6.3 Name Cleaning and Standardisation using a Rules Based Approach

Two different methods are currently implemented in the Febrl system to clean and standardise names. A rules based approach is described in this section and a hidden Markov model based approach in the following section. Both are implemented in the standardisation.py and name.py modules, and both standardise a name into six name output fields as shown in the first column in Table 6.3.

A rules based name standardiser can be initialised as shown in the code example below. The following arguments need to be given.

name
A name for the name standardiser. Most suitable is a short string.

description
A longer description of the name standardiser. Note that this argument is not mandatory, the standardisation process works fine without a description.

input_fields
A string with a field name or a list of field names from the input data set, that will be standardised. If a list is given the field values will be concatenated (using the field_separator as described below) into one string before the parsing and standardisation is done.

output_fields
A list of six field names as defined in the output data set. The name component standardiser returns standardised names in these six fields, in the sequence as given in Table 6.3. It is possible to set some of these output fields to None if no output is to be written (for example if one is not interested in the gender guess values), as long as at least one output field is defined (not set to None).

name_corr_list
A reference to the name correction list to be used. This list must have been initialised and loaded previously. See Chapter 14 and Section 14.1 for more details.

name_tag_table
A reference to the name tagging table to be used. This table must have been initialised and loaded previously. See Chapter 14 and Section 14.2 for more details.

male_titles
A list of one or more male title words (like 'mr'), which will be used to guess the gender.

female_titles
A list of one or more female title words (like 'ms'), which will be used to guess the gender.

first_name_comp
To give the rules based standardisation system a hint, the component names are most likely to start with (either given- or surnames) need to be given using this argument. The value can be either 'gname' (assuming names start with given names) or 'sname' (assuming names start with the surname first). The default value (if this argument is not given) is 'gname'.

field_separator
When more than one input field is given, they are concatenated and a field separator character (which can be an empty string) is inserted between them. The default value for the field separator is a whitespace ' '.

check_word_spill
A flag that can be set to True or False in order to activate or de-activate the word spilling functionality (see Section 6.1.4 for more details). If set to true word spilling between input fields is checked using the name tag look-up table (e.g. 'peter pa','ul miller' will be corrected into 'peter paul miller'). Note that word spilling is only useful if the value of the field_separator is not an empty string. The default value for word spilling is True.

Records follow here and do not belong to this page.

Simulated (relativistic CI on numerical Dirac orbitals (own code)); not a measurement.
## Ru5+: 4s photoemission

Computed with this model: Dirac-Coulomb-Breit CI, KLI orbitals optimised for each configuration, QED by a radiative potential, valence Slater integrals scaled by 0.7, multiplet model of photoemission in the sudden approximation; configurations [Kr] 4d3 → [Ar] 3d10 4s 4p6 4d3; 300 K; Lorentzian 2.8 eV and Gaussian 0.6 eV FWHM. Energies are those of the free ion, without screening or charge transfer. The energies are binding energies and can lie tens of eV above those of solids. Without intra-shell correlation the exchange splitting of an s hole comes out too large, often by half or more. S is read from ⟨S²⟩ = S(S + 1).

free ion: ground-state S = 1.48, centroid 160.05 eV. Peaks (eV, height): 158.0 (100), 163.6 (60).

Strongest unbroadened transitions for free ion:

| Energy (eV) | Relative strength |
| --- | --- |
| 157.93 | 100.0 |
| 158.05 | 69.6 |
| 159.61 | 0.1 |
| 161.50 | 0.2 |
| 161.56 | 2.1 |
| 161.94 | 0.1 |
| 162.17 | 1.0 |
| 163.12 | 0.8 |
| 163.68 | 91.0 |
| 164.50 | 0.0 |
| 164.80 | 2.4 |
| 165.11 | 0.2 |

The following example code shows how a rules based standardiser for names can be initialised. Note that the second output field, i.e. the gender guess, is set to None, which means it will not be stored in the cleaned and standardised data set. Word spilling is activated, and the field separator is set to be a whitespace.

# ====================================================================

name_rules_std = NameRulesStandardiser(name = 'Name-Standard-Rules',
                               input_fields = ['gname',
                                               'sname'],
                              output_fields = ['title',
                                               None,
                                               'given_name',
                                               'alt_given_name',
                                               'surname',
                                               'alt_surname'],
                             name_corr_list = name_correction_list,
                             name_tag_table = name_lookup_table,
                                male_titles = ['mr'],
                              female_titles = ['ms'],
                            field_separator = ' ',
                           check_word_spill = True)